Point One, a member of the so-called anger, or, gut/body-based triad, lives out a version of the self-forgetting characteristics of the Nine.
For the One, self-forgetting is substituting the “good girl” or “good boy” for being who she or he truly is. One’s abandon themselves by identifying with the “good girl” or “good boy” role.
The passion of One is “anger” and the corresponding fixation is “resentment”.
The predominant habit of attention is noticing what is in error or needs to be corrected.
One’s easily see the potential in most everything and set about encouraging others to live up to that potential. (“Gee, that’s a nice painting. Have you ever thought about taking art lessons?”) Whereas One’s see themselves as being helpful in this respect, others see the One as being critical and judgmental.

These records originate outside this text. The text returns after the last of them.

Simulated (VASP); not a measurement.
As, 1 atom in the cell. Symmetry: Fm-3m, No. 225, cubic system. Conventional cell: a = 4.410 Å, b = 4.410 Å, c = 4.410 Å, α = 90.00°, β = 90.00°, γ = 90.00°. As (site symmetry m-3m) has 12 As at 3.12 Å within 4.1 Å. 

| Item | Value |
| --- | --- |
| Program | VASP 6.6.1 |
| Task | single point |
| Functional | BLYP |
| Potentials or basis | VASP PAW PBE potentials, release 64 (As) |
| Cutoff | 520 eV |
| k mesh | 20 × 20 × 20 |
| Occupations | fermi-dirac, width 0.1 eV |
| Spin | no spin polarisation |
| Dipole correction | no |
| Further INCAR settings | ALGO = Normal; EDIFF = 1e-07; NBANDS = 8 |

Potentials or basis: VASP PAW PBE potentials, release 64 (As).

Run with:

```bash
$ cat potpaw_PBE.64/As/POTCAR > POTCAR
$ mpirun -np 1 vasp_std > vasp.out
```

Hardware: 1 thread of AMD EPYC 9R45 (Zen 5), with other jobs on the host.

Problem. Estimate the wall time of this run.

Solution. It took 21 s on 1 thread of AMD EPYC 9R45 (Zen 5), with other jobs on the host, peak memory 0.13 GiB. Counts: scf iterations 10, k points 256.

Perfection has to do more with obeying the letter of the law than being perfect in every respect. Thus, it’s not unusual to find a One on your organization’s bylaws committee.
The hallmark of the One is the “inner critic”. Most everyone, regardless of type, has an inner critic. But with the One, the inner critic is a constant companion sometimes referred to as the judge, the warden, the policeman or the committee. This inner critic is evaluating, and reporting on, most everything the One does, says or thinks about.
Here, briefly, are some of the major issues:
A contained (controlled) or righteous anger. One’s sometimes do not know they are angry, though others may easily pick up on it.
Critical, judgmental, opinionated, constant monitoring and internal commentary on right and wrong.
Controlling. Hard to see other’s point of view.
Need to be right:
(I like to say it is a gift )
Difficult to allow one’s self to experience pleasure, “There can be pleasure in working.” Repression of impulses and desires.
Need to know:
It’s difficult to be in a situation where you don’t know. “It’s not okay not to know”
Other characteristics include being responsible, maintaining high level of integrity, working hard and avoiding mistakes.